I woke up this morning from a very realistic, very disturbing dream. I dreamt that I was at a conference with coworkers somewhere in the north Georgia mountains. In my dream, I was told that my brother had been found dead. He had killed himself. His body was up on a steep hillside, sitting on a bench where he’d shot himself in the head. I remember trying to climb that mountain but was unable to reach the top before my parents arrived by car. They drove up on a road that ran behind that bench. It was like some sort of overlook on that mountainside.
Now, I haven’t seen or talked to my brother since the late 1990s. He made a decision back then to ostracize the family and has been an non-entity to me for all this time. I miss the brother he used to be – the creative, intelligent best friend that he was all those years ago. What I don’t miss is the strange, aggressive, and secretive person he became prior to his decision to leave the family.

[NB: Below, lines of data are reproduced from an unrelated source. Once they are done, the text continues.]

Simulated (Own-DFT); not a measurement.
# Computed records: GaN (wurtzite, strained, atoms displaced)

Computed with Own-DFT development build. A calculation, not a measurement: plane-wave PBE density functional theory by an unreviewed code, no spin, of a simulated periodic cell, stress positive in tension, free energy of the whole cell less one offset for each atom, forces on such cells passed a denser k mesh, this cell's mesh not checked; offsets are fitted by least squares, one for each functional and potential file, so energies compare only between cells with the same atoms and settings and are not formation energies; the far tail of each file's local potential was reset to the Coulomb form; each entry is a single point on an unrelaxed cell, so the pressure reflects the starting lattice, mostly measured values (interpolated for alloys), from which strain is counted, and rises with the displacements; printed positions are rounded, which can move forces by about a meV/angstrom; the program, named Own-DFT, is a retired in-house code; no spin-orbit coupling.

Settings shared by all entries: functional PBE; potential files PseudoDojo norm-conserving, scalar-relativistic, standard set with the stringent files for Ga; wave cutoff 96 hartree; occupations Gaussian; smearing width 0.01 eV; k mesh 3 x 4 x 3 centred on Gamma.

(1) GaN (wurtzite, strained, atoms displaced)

My dreams tend to come true, especially death dreams, and this frightens me. Every single death I’ve ever dreamed over the years has come to pass shortly after the dream has been dreamed. I dare not share this with my mother for fear of her getting worried again over him. It’s bad enough she misses her only son. My brother disowned my parents the day he walked out of our lives. Everyday since then, my mother has tried her best to reach out to him, only to be shot down by his arrogance.
Maybe this dream was only a reminder to me that he is out there, somewhere, and that I will never see him again. This comforts me. Maybe he will pass away. I can’t do anything about it one way or another, for in the end we all must die.
I only wish that wherever he is and whatever he’s doing, that he’s happy. That’s all I wish for everyone.